Plans to ban fur farming and leg traps under tougher rules to improve Guernsey animal welfare

The changes aim to modernise animal welfare laws from 2012. Credit: ITV Channel

Improvements to Guernsey's animal welfare law have been proposed.

The legislation would give greater enforcement powers to investigators and also bring the island in line with the UK Animal Welfare Act 2024.

Deputy Lindsay de Sausmarez says the changes would protect Guernsey's domestic animals, resident wildlife and migratory species.

The proposition has been prompted by reports that British livestock transported across the EU suffer from thirst, exhaustion and rough handling.

The law would restrict exporting livestock for the 'slaughter or fattening for slaughter' beyond the British Isles.

Other changes include:

  • Banning the use of wild animals in circuses.

  • Banning farming animal fur as a primary product.

  • Banning the production of foie gras by force-feeding.

  • Banning the use of glue traps, excluding approved pest controllers.

The proposals would also bring Guernsey legislation in line with England, Scotland and Wales by prohibiting or restricting the use of 'indiscriminate traps'.

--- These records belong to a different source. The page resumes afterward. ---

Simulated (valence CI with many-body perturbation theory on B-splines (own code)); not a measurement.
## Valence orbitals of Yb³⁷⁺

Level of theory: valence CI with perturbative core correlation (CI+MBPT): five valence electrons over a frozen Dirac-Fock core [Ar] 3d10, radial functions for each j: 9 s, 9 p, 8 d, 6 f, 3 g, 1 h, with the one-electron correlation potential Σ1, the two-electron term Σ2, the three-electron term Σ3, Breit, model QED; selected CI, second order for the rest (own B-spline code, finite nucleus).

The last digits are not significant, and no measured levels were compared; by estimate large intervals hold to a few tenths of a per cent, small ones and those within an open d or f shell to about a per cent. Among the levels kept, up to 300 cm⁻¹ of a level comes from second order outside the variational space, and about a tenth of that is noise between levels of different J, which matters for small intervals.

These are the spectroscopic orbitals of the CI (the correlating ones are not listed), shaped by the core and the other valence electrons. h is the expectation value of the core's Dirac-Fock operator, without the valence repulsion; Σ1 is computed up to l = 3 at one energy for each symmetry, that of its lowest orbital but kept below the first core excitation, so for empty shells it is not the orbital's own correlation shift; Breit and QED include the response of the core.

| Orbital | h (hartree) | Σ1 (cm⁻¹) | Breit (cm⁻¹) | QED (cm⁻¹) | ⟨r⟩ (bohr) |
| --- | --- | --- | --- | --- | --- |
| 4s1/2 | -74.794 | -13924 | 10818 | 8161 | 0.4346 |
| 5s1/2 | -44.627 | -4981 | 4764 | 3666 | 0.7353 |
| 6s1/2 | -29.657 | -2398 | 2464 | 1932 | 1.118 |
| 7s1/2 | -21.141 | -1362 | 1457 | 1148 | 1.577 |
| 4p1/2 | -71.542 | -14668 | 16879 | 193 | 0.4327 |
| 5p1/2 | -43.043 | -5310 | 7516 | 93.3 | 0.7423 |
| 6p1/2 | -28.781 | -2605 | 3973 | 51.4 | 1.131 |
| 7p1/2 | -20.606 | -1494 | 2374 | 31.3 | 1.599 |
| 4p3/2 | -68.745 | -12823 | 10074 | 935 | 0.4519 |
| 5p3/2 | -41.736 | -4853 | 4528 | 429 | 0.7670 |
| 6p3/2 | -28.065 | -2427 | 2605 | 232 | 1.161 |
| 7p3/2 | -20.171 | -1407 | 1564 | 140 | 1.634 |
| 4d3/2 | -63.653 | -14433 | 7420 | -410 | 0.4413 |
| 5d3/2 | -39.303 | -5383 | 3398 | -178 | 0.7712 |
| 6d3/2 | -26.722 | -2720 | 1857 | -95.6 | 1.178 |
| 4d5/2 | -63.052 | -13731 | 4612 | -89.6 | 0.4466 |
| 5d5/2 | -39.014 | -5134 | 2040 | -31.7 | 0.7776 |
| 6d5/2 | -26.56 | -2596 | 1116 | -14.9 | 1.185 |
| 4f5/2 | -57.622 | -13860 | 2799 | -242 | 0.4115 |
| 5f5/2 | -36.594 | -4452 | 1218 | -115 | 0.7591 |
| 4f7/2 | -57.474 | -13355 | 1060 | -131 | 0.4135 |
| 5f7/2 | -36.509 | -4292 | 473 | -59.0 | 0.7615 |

'Indiscriminate' devices entrap or kill animals but can also affect species that are not the intended target.

States Veterinary Officer David Chamberlain explains: "Snares, leg-hold/gin traps and glue traps are cruel by design and can cause enormous animal suffering.

"We have found evidence that snares are still being set in Guernsey, including when a cat returned home with what appeared to be a homemade snare around his neck last month."